Nicknamed “dim sum bonds” after Hong Kong’s favorite dining pastime, the securities are the hottest financial innovation in town.
“It’s probably the fastest-growing market I’ve seen in my career,” says Tee Choon Hong, a banking veteran now at Standard Chartered.
Dim-sum bonds have come into their own this year. The first dim-sum bond was sold by China Development Bank in July 2007. That maiden sale was a solid indication of China’s interest in promoting its currency in global trade and investment via yuan-denominated bonds: CDB is one of three banks in China responsible for raising funds for infrastructure projects such as the Three Gorges Dam and Shanghai Pudong International Airport.
Until July 2010, only Chinese and Hong Kong banks were allowed to issue bonds denominated in yuan, the basic unit of the renminbi. Now all banks can.
The surge in Hong Kong this year has been electrifying, says William Liu, a Hong Kong-based partner at Linklaters, an international law firm.
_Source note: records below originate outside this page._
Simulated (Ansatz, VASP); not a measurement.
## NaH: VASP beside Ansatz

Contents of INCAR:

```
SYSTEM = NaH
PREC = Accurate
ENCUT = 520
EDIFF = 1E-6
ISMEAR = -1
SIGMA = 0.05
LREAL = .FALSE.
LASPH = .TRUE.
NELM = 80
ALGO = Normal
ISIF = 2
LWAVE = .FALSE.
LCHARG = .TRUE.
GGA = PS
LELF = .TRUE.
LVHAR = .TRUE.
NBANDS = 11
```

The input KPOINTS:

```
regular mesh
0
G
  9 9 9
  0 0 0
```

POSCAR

“The changes are so rapid that I have to amend my slides every time I give a presentation,” Liu says.
The appetite for dim-sum debt is one of the few bright spots in the Hong Kong economy. Gross domestic product edged up 0.1 percent in the third quarter from the previous months, compared with a 0.4 percent contraction in the second quarter, as Europe’s crisis created a drag on overseas sales.
Exports declined in September for the first time in two years. The Hong Kong stock market fell 21 percent in the third quarter, its worst run in a decade.
Donald Tsang, the city’s chief executive, said Nov. 12 that Hong Kong’s economy faces “some shocks” in coming quarters. The government lowered its estimate for the full-year expansion to 5 percent from a range of 5 percent to 6 percent in an August estimate.
Against this backdrop, the dim-sum bond boom has cheered bankers in Hong Kong, one of two former colonies designated as special administrative regions by Beijing. (The other is Macau.)
“The offshore yuan business offers one of the most exciting new opportunities for Hong Kong,” says Gina Tang, head of debt capital markets for Hong Kong and China at HSBC Holdings. “Banks are actively recruiting to build up their teams.”
Sales of dim-sum bonds rose from the third quarter of 2010 onward following a decision by the Hong Kong Monetary Authority to give companies greater freedom to sell yuan bonds.
At the same time, China made it easier for corporations to settle trades in the Chinese currency.
With Hong Kong’s currency — the dollar — pegged to the U.S. greenback and its near-zero interest rates set by the U.S. Federal Reserve, the former colony offers bargains for mainland Chinese visitors as well as borrowing costs that are lower than China’s, which were set at 6.56 percent in July.